Hanoi at risk of losing Japanese funding if roadworks don't start by end of July: mayor

By VnExpress   June 23, 2017 | 09:33 pm GMT+7
Hanoi at risk of losing Japanese funding if roadworks don't start by end of July: mayor
Hanoi currently has over 4,000 decades-old African mahogany trees. Photo by VnExpress/Ba Do

Authorities are trying to justify why over 1,000 trees will be cut down for the sake of the capital's development.

The mayor of Hanoi has sought to defend a controversial plan to axe 1,300 African mahogany trees along Pham Van Dong Street at a meeting between a parliamentary delegation and constituents in Hoan Kiem District.

“The expansion of the road aims to prevent traffic congestion," Nguyen Duc Chung, the chairman of the Hanoi's People's Commitee, was quoted by Phap Luat (Law) online newspaper as saying at the meeting on Friday. Chung is also a legislator representing residents of Hoan Kiem District.

"The Ministry of Transport needs to start construction of the overpass before July 31, otherwise Japan will withdraw the Official Development Assistance it has pledged for the project,” Chung said. But he stopped short of the specific amount of the Japanese aid.

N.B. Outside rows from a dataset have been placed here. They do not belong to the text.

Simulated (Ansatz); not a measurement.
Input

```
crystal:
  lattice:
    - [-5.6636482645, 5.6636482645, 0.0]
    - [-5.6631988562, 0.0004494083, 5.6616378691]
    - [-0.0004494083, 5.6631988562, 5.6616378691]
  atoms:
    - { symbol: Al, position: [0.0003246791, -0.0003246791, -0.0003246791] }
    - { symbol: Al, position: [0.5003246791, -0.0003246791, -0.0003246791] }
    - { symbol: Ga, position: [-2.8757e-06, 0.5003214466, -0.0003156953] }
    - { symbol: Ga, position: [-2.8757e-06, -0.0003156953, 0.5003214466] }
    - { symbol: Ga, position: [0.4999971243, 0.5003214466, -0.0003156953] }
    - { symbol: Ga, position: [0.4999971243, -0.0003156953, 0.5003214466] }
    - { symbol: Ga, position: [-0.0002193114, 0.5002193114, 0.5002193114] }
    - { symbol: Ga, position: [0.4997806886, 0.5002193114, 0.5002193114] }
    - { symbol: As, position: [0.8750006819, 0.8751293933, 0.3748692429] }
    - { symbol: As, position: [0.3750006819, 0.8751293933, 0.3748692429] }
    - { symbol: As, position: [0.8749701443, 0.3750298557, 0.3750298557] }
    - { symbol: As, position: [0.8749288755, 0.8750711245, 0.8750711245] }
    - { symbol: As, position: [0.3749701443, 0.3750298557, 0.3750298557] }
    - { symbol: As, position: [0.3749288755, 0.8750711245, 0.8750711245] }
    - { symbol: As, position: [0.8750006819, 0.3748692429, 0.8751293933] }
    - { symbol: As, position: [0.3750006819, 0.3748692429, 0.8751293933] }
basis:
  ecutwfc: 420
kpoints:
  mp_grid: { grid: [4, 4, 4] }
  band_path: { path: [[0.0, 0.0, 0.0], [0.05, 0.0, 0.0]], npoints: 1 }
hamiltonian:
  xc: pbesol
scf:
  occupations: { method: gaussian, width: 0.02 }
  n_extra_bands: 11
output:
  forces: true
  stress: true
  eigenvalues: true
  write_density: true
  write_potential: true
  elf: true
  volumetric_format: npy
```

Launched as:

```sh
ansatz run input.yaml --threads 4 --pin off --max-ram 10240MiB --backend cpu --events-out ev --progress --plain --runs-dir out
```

Most of the trees along Pham Van Dong Street are over 20 years old with diameters of around 3 meters (10 feet) and roots reaching as deep as 1.5 meters, making it difficult to replant them elsewhere, according to Chung.

Hanoi would only be able to replant healthy, straight trees in the city's parks. The remaining trees would be used for timber, he said.

Chung also said the city would calculate the most economically efficient way of moving the trees, and report back to the public.

Residents also raised their concerns at the meeting regarding the city's dwindling green spaces and the filling in of its many lakes and ponds. Some said this had led to the heat wave that hit Hanoi earlier this month.

The city currently has 272 lakes covering 1,631 hectares (4,030 acres), according to Chung.

The city launched a cleanup operation to save its lakes and ponds from pollution in March 2016, and 122 lakes have been cleaned up so far. Hanoi also plans to build 25 new parks and 25 new lakes by 2020, he reported.

Regarding green space, Hanoi had 6.7-6.8 square meters of trees per person at the end of 2015, and is aiming to reach 10 square meters per person by 2020, Chung said. To reach this target, the city has launched a project to plant 1 million trees, with 320,000 new trees planted since 2016.

“For economic and transportation development, sometimes we have to cut down old trees,” Chung said at the meeting.

In early June, Hanoi was hit by a scorching heat wave, with temperatures reaching above 42 degrees Celsius. Many people blamed the record high temperatures on urbanization. Development projects have resulted in thousands of trees being cut down, and many of Hanoi's lakes and ponds being filled in.